A HAWK AND A HACKSAW

With Dark Dark Dark and Pillars and Tongues at Brighton Music Hall, Sunday at 9 p.m. Tickets: $14. 617-876-4275. www.worldmusic.org

Jeremy Barnes won’t mind if you call him quixotic.

In fact, he will take it as a compliment. Like Don Quixote, whose adventures in the Cervantes epic birthed the adjective, Barnes set out long ago on an oddball yet high-minded adventure as the accordionist and co-leader of the New Mexico band A Hawk and a Hacksaw.

For Quixote, it meant tilting at windmills. For Barnes, a veteran of the ’90s indie band Neutral Milk Hotel, it meant starting anew in 2000 while living in a small town in France and recording an album based on obscure folk music from the Balkan region - for the sole and simple reason that it fascinated him.

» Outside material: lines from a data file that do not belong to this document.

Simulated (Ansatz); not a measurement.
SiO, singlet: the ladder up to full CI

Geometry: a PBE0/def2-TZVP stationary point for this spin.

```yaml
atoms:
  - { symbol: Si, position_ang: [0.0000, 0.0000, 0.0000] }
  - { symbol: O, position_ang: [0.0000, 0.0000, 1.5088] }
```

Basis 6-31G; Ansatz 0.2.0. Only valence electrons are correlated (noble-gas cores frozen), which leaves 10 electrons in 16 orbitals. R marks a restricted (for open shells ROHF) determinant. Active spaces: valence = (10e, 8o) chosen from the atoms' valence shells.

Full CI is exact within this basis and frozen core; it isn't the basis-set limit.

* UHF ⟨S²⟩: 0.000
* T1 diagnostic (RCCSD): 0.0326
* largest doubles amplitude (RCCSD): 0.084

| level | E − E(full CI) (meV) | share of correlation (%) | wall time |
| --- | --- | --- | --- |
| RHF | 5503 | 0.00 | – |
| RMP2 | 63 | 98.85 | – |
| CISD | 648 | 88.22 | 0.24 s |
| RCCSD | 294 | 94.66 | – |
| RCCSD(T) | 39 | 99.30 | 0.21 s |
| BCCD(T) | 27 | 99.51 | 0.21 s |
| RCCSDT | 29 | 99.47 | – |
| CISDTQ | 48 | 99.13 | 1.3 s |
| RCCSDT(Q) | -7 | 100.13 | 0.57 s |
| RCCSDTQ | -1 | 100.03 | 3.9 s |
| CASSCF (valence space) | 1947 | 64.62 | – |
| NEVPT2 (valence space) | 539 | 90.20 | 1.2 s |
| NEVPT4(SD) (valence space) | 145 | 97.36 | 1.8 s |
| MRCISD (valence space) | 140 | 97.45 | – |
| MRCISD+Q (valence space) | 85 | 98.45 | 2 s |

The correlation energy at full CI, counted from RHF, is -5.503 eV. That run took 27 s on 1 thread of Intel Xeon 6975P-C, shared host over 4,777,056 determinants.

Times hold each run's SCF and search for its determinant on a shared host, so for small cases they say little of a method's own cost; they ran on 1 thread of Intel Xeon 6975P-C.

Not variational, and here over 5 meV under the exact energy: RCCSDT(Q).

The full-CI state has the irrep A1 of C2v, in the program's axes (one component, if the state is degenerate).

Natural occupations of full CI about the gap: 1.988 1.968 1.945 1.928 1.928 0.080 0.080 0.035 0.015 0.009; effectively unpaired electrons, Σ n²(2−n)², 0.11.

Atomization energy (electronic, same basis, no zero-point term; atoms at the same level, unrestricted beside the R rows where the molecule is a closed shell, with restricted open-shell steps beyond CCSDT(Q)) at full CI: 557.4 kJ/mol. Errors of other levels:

A decade later, Barnes’s venture, whose quirky name (often shortened to AHAAH) picks up on quotes from Cervantes and Shakespeare, has shown sticking power that he never anticipated. Now a duo with violinist Heather Trost, plus a shifting cast of American and European musicians, the group has put out six albums, toured widely, and found its voice in a landscape of Balkan-influenced acts that includes Gogol Bordello, Balkan Beat Box, and Slavic Soul Party!

The band’s new album, behind which AHAAH plays at the Brighton Music Hall on Sunday, is called “Cervantine.’’ Another Cervantes reference, and, Barnes says recently from a tour stop in New York, for good reason.

“Reading the book and seeing the character inspired me,’’ Barnes says of Quixote. “He will never become the knight errant that he wants to be. But he creates his own noble character and goes on a completely different path. I felt this affinity to him.’’

His quest led Barnes first to visit remote villages in northern Romania. Later, he and Trost, whom he befriended over a shared appreciation for Bela Bartok, spent two years living and playing music in Hungary. Having immersed themselves in the music of Greece, Turkey, Bulgaria, and Serbia as well, they are now weaving in Mexican brass sounds on “Cervantine.’’

One song, “Española Kolo,’’ is imagined as a tribute to the gritty New Mexico town of Española, but it’s performed with the cadence and bass lines of Serbian folk dance.

Barnes makes no apologies for his fascination with a region to which he had no prior connection. And he isn’t shy about the effect his travels have had on his conception of a musician’s work.

“I love Eastern Europe,’’ he says. “It isn’t just the way they play music. It’s also the way they interact with each other. A lot of people think this music is all about a drunken party, and that’s not true. The musicians I was with were family men who also farmed, they had cows, they took care of everything, and their job was to play music.’’

“It’s a job that you do,’’ Barnes adds. “You work at your craft. You can be a goldsmith, or making baskets, or whatever. What you do is music, and you do your craft.’’

Craft is evident in all that AHAAH does. Styles like kolo or Greek rembetika are meticulously addressed. Players contribute on brass, strings, and percussions, including regional instruments like the bouzouki and riq. Some songs have vocals, sung in the original language by Trost or, on “Cervantine,’’ British singer Stephanie Hladowski.

Unlike some Balkan-influenced bands, AHAAH steers away from overt rock or electronica fusion. But there are moments - for instance, the eerie passage of tape manipulation that opens the song “At the Vulturul Negru’’- where Barnes’s indie roots show to great advantage.

Trumpeter Samuel Johnson, who appears on “Cervantine’’ and is also on the current tour, says Barnes and Trost have found ways to play within Eastern European traditions that somehow never turn into mimicry.

“This is not a repertory band,’’ Johnson says. “They’re writing original music in the idiom, highly influenced by their own experience. It seems genuine to me, because it’s honest.’’

It has certainly resonated enough to turn AHAAH into much more than the possibly one-off side project Barnes thought it would be.

“I never expected that I would be able to continue this long, or be able to tour, or all the things we’ve done,’’ Barnes says. “The ambition was and always has been minor. I don’t really want to be a popular band.’’

He’s happiest back home in New Mexico, in his home in the countryside with fruit trees and an old Spanish ditch system to irrigate his vegetable garden.

For that, too, he credits Eastern Europe.

“There’s a connection to the earth that I didn’t realize would affect me as much as it did,’’ Barnes says. “It made me go home and want to think about these things more consciously.’’

Siddhartha Mitter can be reached at siddharthamitter@gmail .com.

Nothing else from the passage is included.